What is the “locus” of meaning of a biblical text? (In other words, where is the center and source of meaning?) There are three possibilities:

  1. The author
  2. The text
  3. The reader

Throughout most of history, the author was considered the locus of meaning. In other words, whatever an author intended to write was what the text meant. If a reader couldn’t understand what a text meant, he or she could ask the author—if the author was still alive—and the author could explain what he meant by what he wrote.

The breakdown of this consensus may have started in art, where Impressionistic artists began to relish interpretations of their art they had not intended. But Picasso probably should be viewed as a watershed artist; he seemed to intentionally(!) create art that thwarted attempts to appeal to the intentions of the artist (himself). The understanding that art contains a significance independent of the intention of the artist is now so ingrained in our culture that few bother to ask anymore what an artist intended when he or she produced a work of art. In literature, a move away from authorial intention to the text itself gained momentum through an article by Wimsatt and Beardsley (“The Intentional Fallacy”) and in authors/theorists such as T.S. Elliot. The philosopher Paul Ricoeur in the 1960s & 1970s reinforced the position that the locus of meaning is in the text rather than in the author.

But in recent decades it has progressed further than a focus on the text to the exclusion of the author. The postmodern move is that the locus of the meaning of a text is whatever a reader—or perhaps a reader in his or her community—makes it out to be. Trevor Hart some time ago described the situation this way: “Now we are advised that the question, What does the text mean? is insufficient, perhaps even entirely inappropriate…Now the existence of meaning as in any sense an objective commodity is frequently called into question. Meaning is defined by some as what the reader creates, or brings with her to the text, or the effect the text produces in the reader, or what the reader chooses to do with the text.”[1] The meaning of art is said to be however it makes you feel. The meaning of literature is said to be whatever you (or perhaps the community you live in) interprets it to mean. This is an additional step away from authorial intention.

But here is the central question for those of us who profess Christ. What does the Bible indicate is the locus of meaning? Answer: The Bible appears to anchor the meaning of any biblical text in the intention of its author—God as ultimate author—which is accurately and adequately (though non-omnisciently) represented by the human author (prophet/apostle) and thus is accurately represented in the text. The locus of meaning is not the reader.
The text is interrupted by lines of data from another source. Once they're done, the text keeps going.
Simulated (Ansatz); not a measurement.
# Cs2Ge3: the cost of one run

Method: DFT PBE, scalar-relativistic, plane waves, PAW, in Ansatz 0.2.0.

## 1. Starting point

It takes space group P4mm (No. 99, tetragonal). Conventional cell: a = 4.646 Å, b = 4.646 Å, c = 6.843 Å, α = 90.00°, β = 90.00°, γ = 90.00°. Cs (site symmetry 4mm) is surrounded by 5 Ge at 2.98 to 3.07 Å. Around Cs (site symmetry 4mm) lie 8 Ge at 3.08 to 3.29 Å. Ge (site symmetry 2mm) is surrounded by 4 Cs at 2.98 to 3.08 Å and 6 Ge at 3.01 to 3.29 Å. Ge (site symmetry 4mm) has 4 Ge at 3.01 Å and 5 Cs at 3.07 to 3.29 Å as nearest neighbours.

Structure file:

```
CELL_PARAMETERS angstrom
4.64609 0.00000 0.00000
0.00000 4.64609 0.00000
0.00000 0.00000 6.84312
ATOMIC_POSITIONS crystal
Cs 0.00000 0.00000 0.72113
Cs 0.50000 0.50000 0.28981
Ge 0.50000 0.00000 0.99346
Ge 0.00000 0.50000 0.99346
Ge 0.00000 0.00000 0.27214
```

Since this is a blog post and intended to be short, let me offer a few biblical texts in support of each assertion.

Assertion: The meaning of a biblical text is what God intended it to mean.[2]

  • 2 Tim. 3:16 “All Scripture is God-breathed and profitable for teaching, for reproof, for correction, for training in righteousness.”
  • Num. 23:19 “God is not a man, that he should lie, nor a son of man, that he should repent; has he said, and will he not do it? Or has he spoken, and will he not make it good?"

Assertion: The human author (prophet/apostle) accurately (though non-omnisciently) communicated God’s intention which is accurately represented in the biblical text.

  • 2 Pet. 1:21 “… for no prophecy was ever made by an act of human will, but men moved by the Holy Spirit spoke from God.”
  • Prov. 30:5-6 “Every word of God is tested … Do not add to his words, lest he reprove you, and you be proved a liar.”
  • 1 Pet. 1:10 “As to this salvation, the prophets who prophesied of the grace that would come to you made careful search and inquiry, seeking to know what person or time the Spirit of Christ within them was indicating as He predicted the sufferings of Christ and the glories to follow.” Note that, according to this verse, the prophets did not always understand the full implications of their prophecies.

Assertion: The locus of meaning is not the reader.

  • 2 Pet. 1:20 “But know this first of all, that no prophecy of Scripture is a matter of one’s own interpretation.” Somewhat ironically, this verse has been interpreted two different ways, either to mean that: 1) We are not free to interpret “prophecies” any way we want, or 2) The prophet himself did not just make up what he spoke. Either interpretation lends support to my contention that the meaning is not created by the reader.
  • 2 Pet. 3:16 (speaking of Paul’s letters) “…which the untaught and unstable distort, as they do also the rest of the Scriptures, to their own destruction.” If you can “distort” it then you the reader are not the maker of meaning.
  • 1 Cor. 5:9-11, “I wrote you in my letter not to associate with immoral people; I did not at all mean with the immoral people of this world, or with idolaters; for then you would have to go out of the world. But actually, I wrote to you not to associate with any so-called brother if he should be an immoral person, or covetous, or an idolater, or a reviler, or a drunkard, or a swindler—not even to eat with such a one.” This is a clarification text, which shows that there is a stable meaning that is not created by the reader.
  • Note also Matt. 15:15; John 7:35 and other such passages where the disciples misunderstand the teaching of Jesus and Jesus explains.

Conclusion: The meaning of a biblical text exists in the interplay between authorial intention and the text itself, a text that God made sure communicated his intention via the human authors who wrote it. This means that when it comes to trying to discover the meaning of any given biblical text, you are a detective, not an artist. Your goal should be to find the meaning, not create the meaning. The meaning of a text is not in the reader.



[1] Trevor Hart, Faith Thinking: The Dynamics of Christian Theology (Downers Grove, IL: InterVarsity, 1996), 193-94.

[2] Jeannine Brown offers the following definition of “meaning” and in it clarifies what should be meant by “intention”: “meaning is the communicative intention of the author; which has been inscribed in the text and addressed to the intended audience for purposes of engagement. The author’s communicative act when writing a text is an act of intention. Because the concept of ‘authorial intention’ has been much maligned in recent years, I specify the kind of intention I mean: not simply what an author hopes to communicate (intention as wish or motive) but what an author actually does communicate by intention in a text (communicative intention).” She describes this definition as her “preliminary definition.” Later in her book, she includes her main definition: “the complex pattern of what an author intends to communicate with his or her audience for purposes of engagement, which is inscribed in the text and conveyed through use of both shareable language parameters and background-contextual assumptions.” Jeannine K. Brown, Scripture as Communication (Grand Rapids: Baker, 2007). See p. 22 for the first citation and p. 48 for the second.